The potentially high speed and accuracy of iris scans is also compelling. A typical scanning system consists of a digital video camera, a low-energy infrared light emitter, plus hardware and software processing.
The scanner emits an invisible IR light beam that illuminates the iris briefly. The system records the iris colors and other unique features. It then breaks the pattern down into a 256 byte code. An unknown individual's iris code is compared with a database of enrolled codes. The entire scanning, matching and recognizing process takes just a few seconds.
Some consumer devices have included iris-scanning features for years.

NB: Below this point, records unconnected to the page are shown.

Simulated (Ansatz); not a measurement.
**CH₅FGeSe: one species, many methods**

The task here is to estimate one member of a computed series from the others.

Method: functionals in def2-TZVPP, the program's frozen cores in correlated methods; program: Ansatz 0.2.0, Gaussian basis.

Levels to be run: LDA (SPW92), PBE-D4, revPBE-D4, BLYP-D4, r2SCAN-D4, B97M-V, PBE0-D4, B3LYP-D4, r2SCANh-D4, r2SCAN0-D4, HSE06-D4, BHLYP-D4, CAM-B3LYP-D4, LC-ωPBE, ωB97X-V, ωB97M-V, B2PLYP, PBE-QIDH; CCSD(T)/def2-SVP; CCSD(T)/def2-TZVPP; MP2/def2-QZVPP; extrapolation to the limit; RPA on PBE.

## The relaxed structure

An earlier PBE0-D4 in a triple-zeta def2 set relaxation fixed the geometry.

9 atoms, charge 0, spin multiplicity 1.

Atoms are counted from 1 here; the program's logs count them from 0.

chose Qualcomm's 3D Sonic fingerprint reader for the Galaxy S10, but the Samsung Galaxy S7, S8 and S9 phones all shipped with iris-based identification systems.
In 2017, Qualcomm entered a license agreement with iris-based authentication company Eyelock. That could be a sign this access control method will soon find a home on Qualcomm mobile processors and platforms.
Two hearts don't beat as one
Basic heart rate monitors have been a standard feature of fitness trackers and smartwatches for years. A few new devices such as the Apple Watch 4, take things a step further. Instead of merely recording heart rate, they also can take electrocardiogram (EKG or ECG) readings. This enhanced data allows the trackers to sense your heart rhythm.
EKG data is useful for many reasons. The first is greater awareness of heart health. Armed with these upgraded sensors, wearable devices can detect and alert you of potentially dangerous situations. That includes abnormal or irregular heart rhythm and even atrial fibrillation.
Another way heart rhythm is useful is its potential for biometric identification. According to company Bionym, each person's heart rhythm and EKG characteristics are unique. Bionym says that's a result of differences in heart size, position, shape, muscle conductivity and so forth. The Nymi band, a watch-sized wearable device, is Bionym's heart rhythm authentication solution.
Bionym envisions the Nymi to serve as an ultra secure biometric key. Each Nymi is linked to only one individual user and their unique EKG identification profile. Worn by its owner, the Nymi is designed to offer authorized access for registered individuals only.
Potential applications include controlling entry to sensitive office and laboratory facilities, along with tools, equipment and digital accounts. At the moment the Nymi appears targeted at enterprise customers, though it's conceivable products like the Apple Watch 4 might one day offer similar features to ordinary consumers.
Following your footsteps
It's easy to see how physical features like fingerprints can identify individuals, but what about the way you walk? Researchers at Shinshu University in Tokida, Japan have examined exactly that.
They paid close attention to the way the foot makes contact with the ground while walking. Specifically they observed the timing of heel-strike, roll to forefoot and the final push off of the toes. They also recorded pressure levels exerted by the foot during the process.
Ultimately the scientists found that these dynamic foot pressure patterns were unique to specific individuals. In fact, they were able to identify particular people using the technique with an accuracy rate of 99.6%.
Wearable technology company Motiv plans to take gait recognition out of the realm of pure research. Its $199 Motiv Ring is packed with numerous sensors to measure physical activity and biometric data. It tracks the steps you take, heart rate, and sleep time. Motiv also touts the Ring as a frictionless security device, one that provides 24/7 authentication for online accounts and transactions.
Most interesting though, is the Ring's WalkID feature. It uses the device's internal accelerometer to figure out your individual gait, and determine whether you're the person actually wearing the Ring. Currently the function remains in experimental beta. That said, it's open to all Motiv Ring owners to give it a spin.